WASHINGTON, Aug 16 (Reuters) - Many states, walloped by budget problems, have cut spending on financial management and put themselves at greater risk of fraud and theft while making it harder to bring in revenues, according a survey released on Tuesday.
About eight out of 10 state financial managers said that budget cuts “mean new kinds of risks for their governments’ financial and operations activities,” according to the Association of Government Accountants’ Annual CFO Survey.
They are having a harder time rooting out fraud, waste and abuse, the financial officers told the survey, which was conducted by Grant Thorton LLP’s Global Public Sector. They also do not have as many monitors in place to make sure employees do not abuse systems, such as charging the state for excessive or fraudulent travel.
The cuts might also catch states in a trap, causing them to lose more revenues. The survey of state government workers, state financial officers, and federal employees such as Inspectors General, found that states could end up losing federal funds “if they cannot comply with federal reporting and other requirements that accompany the money.”
They also said shoddy reporting could reduce their credit ratings resulting in higher borrowing costs. It may also inadvertently cause them to make inaccurate payments to vendors and to run afoul of the Securities Exchange Commission and the Internal Revenue Service’s regulations.
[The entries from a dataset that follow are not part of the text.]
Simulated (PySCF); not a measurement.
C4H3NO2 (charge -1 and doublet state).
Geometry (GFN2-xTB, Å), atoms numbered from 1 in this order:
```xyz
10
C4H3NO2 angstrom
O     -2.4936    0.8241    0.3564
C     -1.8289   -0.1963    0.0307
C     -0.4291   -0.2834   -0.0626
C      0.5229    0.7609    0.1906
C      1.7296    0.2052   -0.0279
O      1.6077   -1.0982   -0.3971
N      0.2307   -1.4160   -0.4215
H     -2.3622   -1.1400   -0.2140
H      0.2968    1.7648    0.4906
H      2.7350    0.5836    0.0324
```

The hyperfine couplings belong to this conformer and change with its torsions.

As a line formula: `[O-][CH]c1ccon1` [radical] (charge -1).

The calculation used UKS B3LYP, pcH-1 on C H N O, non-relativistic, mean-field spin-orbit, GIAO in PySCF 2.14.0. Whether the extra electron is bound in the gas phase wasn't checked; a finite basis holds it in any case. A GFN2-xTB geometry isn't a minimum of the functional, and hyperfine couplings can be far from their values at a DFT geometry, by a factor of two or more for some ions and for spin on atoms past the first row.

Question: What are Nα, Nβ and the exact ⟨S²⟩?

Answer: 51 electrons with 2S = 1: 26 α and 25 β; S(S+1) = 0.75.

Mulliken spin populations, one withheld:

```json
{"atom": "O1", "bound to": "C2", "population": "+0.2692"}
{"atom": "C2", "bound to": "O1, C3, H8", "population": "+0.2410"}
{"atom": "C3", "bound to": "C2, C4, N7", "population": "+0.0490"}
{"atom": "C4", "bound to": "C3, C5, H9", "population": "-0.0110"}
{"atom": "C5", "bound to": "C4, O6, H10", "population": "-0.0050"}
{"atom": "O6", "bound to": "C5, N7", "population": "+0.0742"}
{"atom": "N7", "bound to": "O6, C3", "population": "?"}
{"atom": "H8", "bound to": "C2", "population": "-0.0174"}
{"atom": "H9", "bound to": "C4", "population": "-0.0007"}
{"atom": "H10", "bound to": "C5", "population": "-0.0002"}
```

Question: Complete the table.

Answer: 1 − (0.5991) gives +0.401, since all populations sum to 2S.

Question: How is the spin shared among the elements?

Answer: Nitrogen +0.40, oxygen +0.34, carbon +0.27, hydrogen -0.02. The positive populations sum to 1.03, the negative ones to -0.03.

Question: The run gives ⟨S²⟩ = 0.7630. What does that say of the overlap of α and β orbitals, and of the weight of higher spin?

Even though the recession officially ended in 2009, many states have been caught in a slump and they are unlikely to see any federal help soon because of debt and deficit fights in Congress. Lately, states’ revenue collections have begun improving, but the increases are modest and revenue has yet to return to levels reached before the recession began in 2007.
All states, except for Vermont must end their fiscal year with balanced budgets. To make up for less revenue, many governments were forced to cut spending. The cuts are not likely to stop any time soon, worrying the officers charged with carrying out the states’ budgets.
“For them, doing more for less is virtually impossible, so they must instead do less for less,” the survey found.
That includes finding duplicative or unnecessary activities or automating work. The problem many face in implementing those solutions is that there is no money for the up-front costs.
The officers also believe debt management should be centralized within states, providing smaller borrowers with access to more technical expertise and shielding them from mistreatment by Wall Street. In the same light, they are pushing for making employee benefits less political and for better planning for future healthcare and pension payments.
Economic recovery, too, poses risks, the survey found.
“State governments will once again lose the competition to attract and retain qualified financial professionals, who instead will go to the private sector,” it found.